• Merryn recently spoke to Bernard Connolly for the MoneyWeek podcast. This article is taken from that interview. You can listen to their whole conversation here.
Before I met Bernard Connolly recently, I watched his appearance on Panorama in 1997, where he explained clearly why the UK would be mad to join the euro (moneyweek.com/panorama). There were, he said, no “good economic arguments” for the single currency at all; it was clearly a political project – a step on the path towards a European superstate.
If it went ahead, said Connolly, the European Central Bank (ECB) would become a “political football”; voters would soon feel they had “no control over either their politicians or policies”; and Europe would end up with a nasty mix of “economic distress and political despair” leading to “xenophobia, nationalism, (and) a retreat from democracy and free markets”. Connolly got short shrift from some of the other participants. But look around you today and you might think the world would be a better place if more people across the European Union (EU) had listened to him then.
We start our conversation with the sad conclusion that the enmity and discord he predicted 20 years ago are here and affecting us all. Look at how the Greeks feel about the Germans. Look at how those in Italy – who used to be among the most enthusiastic eurozone members – are “now heartily sick of everything to do with the stupid currency”. The acute phase of the 2011/2012 crisis has passed, but much of the EU is now in a state of “chronic pain”, with the young and the poor suffering the most (Connolly is not alone in wondering why the UK’s young voted remain, when they could surely see what was happening to their generation in Italy, Portugal and Greece).
So here’s the question: if this enmity and discord were the inevitable conclusion of the imposition of the euro – something both Connolly and, he says, everyone involved in the practicalities of it, understood – how did it ever get off the ground? Because the political impetus behind it was always (as former European Commission president Jacques Delors said) the eventual creation of a European superstate. The monetary union was always going to come to a fork in the road, when it would either collapse (with a nasty bout of political upheaval), or its participants would be pushed into a single country. Those who craved the latter, says Connolly, were prepared to risk the former (and its worrying potential for “political violence”).

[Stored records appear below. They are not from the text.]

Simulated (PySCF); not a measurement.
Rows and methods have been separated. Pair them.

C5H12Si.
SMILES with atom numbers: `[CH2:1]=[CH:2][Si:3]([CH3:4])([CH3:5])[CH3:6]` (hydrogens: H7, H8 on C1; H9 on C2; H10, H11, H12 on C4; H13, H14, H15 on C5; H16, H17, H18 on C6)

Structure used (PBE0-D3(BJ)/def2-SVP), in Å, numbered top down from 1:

The EU: built on Vichy economics
This, of course, leads to the question of why they wanted a superstate to replace the nation states we know in the first place. For the answer to that, you have to go back to the end of the war, says Connolly. The European Coal and Steel Community (formed in 1951 with the idea that if we “communitise the sinews of war, steel, coal, basic industries – that may go some way to prevent another war”) and then the beginnings of the common market were very much Franco-German arrangements, extensions even of the “economic arrangements between Vichy France and Nazi Germany” (although with France, not Germany, as “top dog”).The idea being that with the Anglo-Saxons on one side and the Soviet Union on the other, the only chance of reasserting themselves on the world stage was to do it together.